I am answering the below question from recitation 20, this course.
The question is:
"In your summer internship, you are working for the world’s largest producer of lightbulbs. Your manager asks you to estimate the quality of production, that is, to estimate the probability $p$ that a bulb produced by the factory is defectless. You are told to assume that all lightbulbs have the same probability of having a defect, and that defects in different lightbulbs are independent.
ii) If you test 50 light bulbs, what is the probability that your estimate is in the range $p ± 0.1$?
I went about it using the central limit theorem (CLT):
Let $D$ be the event a light bulb is defective, and $P(D) = p$. Therefore defective lightbulbs can be modelled as as r.v. $X$ where $X \sim \text{Bern}(p)$. We sample $n=50$ i.i.d draws of the r.v. $X$, $X_1, ..., X_{50}$.
Let $M_n = \frac{\sum_i X_i}{n}$ be the mean of the r.v. $X$. $E[M_n] = p$ and $\text{var}(M_n) = \frac{\text{var}(X_i)}{n}$ with $\text{var}(X_i) = \sigma^2$. $\sigma^2 = p(1-p)$ as the variance of the Bernoulli, as we don't know $p$ we take the maximum possible $\sigma^2 = \frac{1}{4}$ (when $p = \frac{1}{2}$) with $\sigma = \frac{1}{2}$.

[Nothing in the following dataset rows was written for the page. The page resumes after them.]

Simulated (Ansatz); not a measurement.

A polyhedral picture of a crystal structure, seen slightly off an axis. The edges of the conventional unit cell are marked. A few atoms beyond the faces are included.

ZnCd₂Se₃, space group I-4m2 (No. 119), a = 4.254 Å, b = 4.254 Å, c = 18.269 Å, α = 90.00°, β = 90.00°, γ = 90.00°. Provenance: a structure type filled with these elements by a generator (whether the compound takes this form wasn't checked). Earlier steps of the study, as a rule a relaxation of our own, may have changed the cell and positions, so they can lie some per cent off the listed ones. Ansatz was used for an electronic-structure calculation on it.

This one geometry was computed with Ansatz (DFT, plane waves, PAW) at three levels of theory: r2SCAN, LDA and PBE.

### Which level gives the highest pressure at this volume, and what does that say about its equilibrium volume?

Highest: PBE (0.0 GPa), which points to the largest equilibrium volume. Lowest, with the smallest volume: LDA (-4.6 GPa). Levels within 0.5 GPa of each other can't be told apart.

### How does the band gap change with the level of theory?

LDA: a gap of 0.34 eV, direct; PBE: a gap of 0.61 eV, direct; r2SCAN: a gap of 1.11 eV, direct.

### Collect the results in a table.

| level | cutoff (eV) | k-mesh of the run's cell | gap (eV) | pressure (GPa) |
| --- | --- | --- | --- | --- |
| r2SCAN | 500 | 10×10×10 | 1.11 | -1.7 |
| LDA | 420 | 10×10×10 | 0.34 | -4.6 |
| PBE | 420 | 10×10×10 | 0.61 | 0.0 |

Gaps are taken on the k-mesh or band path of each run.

Therefore $Z_n = \frac{M_n - p}{\sigma / \sqrt{n}}$, with $Z_N \sim N(0, 1)$ according to the CLT.
According to the question, we want to find $P(p - 0.1 \leq M_n \leq p + 0.1) = P(M_n \leq p + 0.1) - P(M_n \leq p - 0.1)$
Standardising $M_n$ as above:
$ = P(Z_n \leq \frac{0.1}{\sigma / \sqrt{n}}) - P(Z_n \leq \frac{-0.1}{\sigma / \sqrt{n}})$
$ = P(Z_n \leq 0.2\sqrt{50}) - P(Z_n \leq -0.2\sqrt{50})$
($n = 50$ as per the question). Therefore this probability should be:
$\Phi(1.414) - \Phi(-1.414) = 0.921 - 0.078 = 0.843$
I checked the question and it seems we were supposed to answer it with Chebyshev inequality, which gives a bound $\geq 0.5$, which this answer is within but I'm not sure it's correct.
I simulated with the below code, which gives a probability of ~0.79, so I think this answer is at least slightly off.
My questions are:
- is the above approach correct?
- If it is, why is there a discrepancy between the theoretical estimate and the simulation? [EDIT] I guess the distribution of $M_n$ is only well approximated by the normal as $n \rightarrow \infty$ which may explain it. Is there a way to quantify this error?
import numpy as np
n = 50
p = 0.50
MC = 100000
means = np.empty(MC)
for i in range(MC):
X = np.random.rand(n)
X = np.array(X < p, dtype=np.int32)
means[i] = np.mean(X)
in_range = np.logical_and(means > p - 0.1, means < p + 0.1)
prob = np.sum(in_range) / MC
print(prob)